Running SQL Stream jobs

Every time you run an SQL statement in the SQL Stream console, it becomes a job and runs on the deployment as a Flink job. You can manage the running jobs using the Jobs tab on the UI.

There are two logical phases to run a job:
  1. Parse: The SQL is parsed and checked for validity and then compared against the virtual table schema(s) for correct typing and key/columns.
  2. Execution: If the parse phase is successful, a job is dynamically created, and runs on an open slot on your cluster. The job is a valid Flink job.
  • Make sure that you have registered a Data Provider if you use the Kafka service on your cluster.
  • Make sure that you have added Kudu, Hive or Schema Registry as a catalog if you use them for your SQL job.
  1. Navigate to the Streaming SQL Console.
    1. Go to your cluster in Cloudera Manager.
    2. Select SQL Stream Builder from the list of services.
    3. Click SQLStreamBuilder Console.
    The Streaming SQL Console opens in a new window.
  2. Provide a name for the SQL job.
    1. Optionally, you can click Generate Random Name to generate a name for the SQL job.
  3. Create a table using one of the following options:
    • Using the Add Kafka or Webhook table wizard.
    • Using the Templates.
    • Add your custom CREATE TABLE statement to the SQL window.
  4. Add a SQL query to the SQL Editor.

    When starting a job, the number of slots consumed on the specified cluster is equal to the parallelism setting. The default is one slot. To change the parallelism setting and more job related configurations, click Job Settings.

  5. Click Execute.
    The Logs window updates the status of SSB.
  6. Click Results to check the sampled data.

    You can pause or restart the sampling of a SQL job with the Pause and Refresh buttons. The status of the polling can also be seen next to the Pause button. The Results tab also allows you to change the order of the samples, and to filter the samples using different types of conditions that you can also combine. For changing the order, click on the name of the column, the direction of the ordering is indicated next to the column name by arrows.

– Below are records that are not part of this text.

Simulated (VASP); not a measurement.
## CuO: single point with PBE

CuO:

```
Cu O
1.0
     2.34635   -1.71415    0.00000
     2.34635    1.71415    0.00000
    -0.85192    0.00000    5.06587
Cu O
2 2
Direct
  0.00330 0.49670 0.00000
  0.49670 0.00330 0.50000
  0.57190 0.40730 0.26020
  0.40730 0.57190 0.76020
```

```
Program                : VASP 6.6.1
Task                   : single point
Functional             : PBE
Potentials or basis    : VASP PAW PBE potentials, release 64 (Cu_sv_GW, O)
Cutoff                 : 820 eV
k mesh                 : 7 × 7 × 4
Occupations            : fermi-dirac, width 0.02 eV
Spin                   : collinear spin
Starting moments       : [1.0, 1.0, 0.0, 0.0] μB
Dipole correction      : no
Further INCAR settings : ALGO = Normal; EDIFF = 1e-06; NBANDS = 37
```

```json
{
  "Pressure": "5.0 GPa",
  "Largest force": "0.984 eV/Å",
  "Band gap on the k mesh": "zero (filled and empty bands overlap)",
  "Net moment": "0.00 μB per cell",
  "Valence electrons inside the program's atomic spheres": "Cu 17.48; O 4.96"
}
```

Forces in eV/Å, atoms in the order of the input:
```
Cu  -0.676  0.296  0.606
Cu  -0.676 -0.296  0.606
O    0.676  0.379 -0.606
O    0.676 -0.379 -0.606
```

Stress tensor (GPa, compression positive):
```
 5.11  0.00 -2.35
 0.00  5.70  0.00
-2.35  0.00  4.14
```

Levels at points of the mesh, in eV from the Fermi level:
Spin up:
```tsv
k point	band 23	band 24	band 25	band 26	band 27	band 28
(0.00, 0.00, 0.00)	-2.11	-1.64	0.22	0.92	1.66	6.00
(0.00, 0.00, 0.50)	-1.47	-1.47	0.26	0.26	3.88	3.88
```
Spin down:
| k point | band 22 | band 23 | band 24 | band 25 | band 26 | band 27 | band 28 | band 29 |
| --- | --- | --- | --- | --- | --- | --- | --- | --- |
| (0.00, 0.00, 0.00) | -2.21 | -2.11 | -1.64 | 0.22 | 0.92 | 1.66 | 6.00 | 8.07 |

    For filtering, you can either click the button next to the column name or under the row of the column name. The filtering value can be changed by typing the values directly to the filtering row, the conditions need to be changed using the filtering arrow.

A job is generated that runs the SQL continuously on the stream of data from a table, and pushes the results to a table, to the Results tab or to a Materialized View.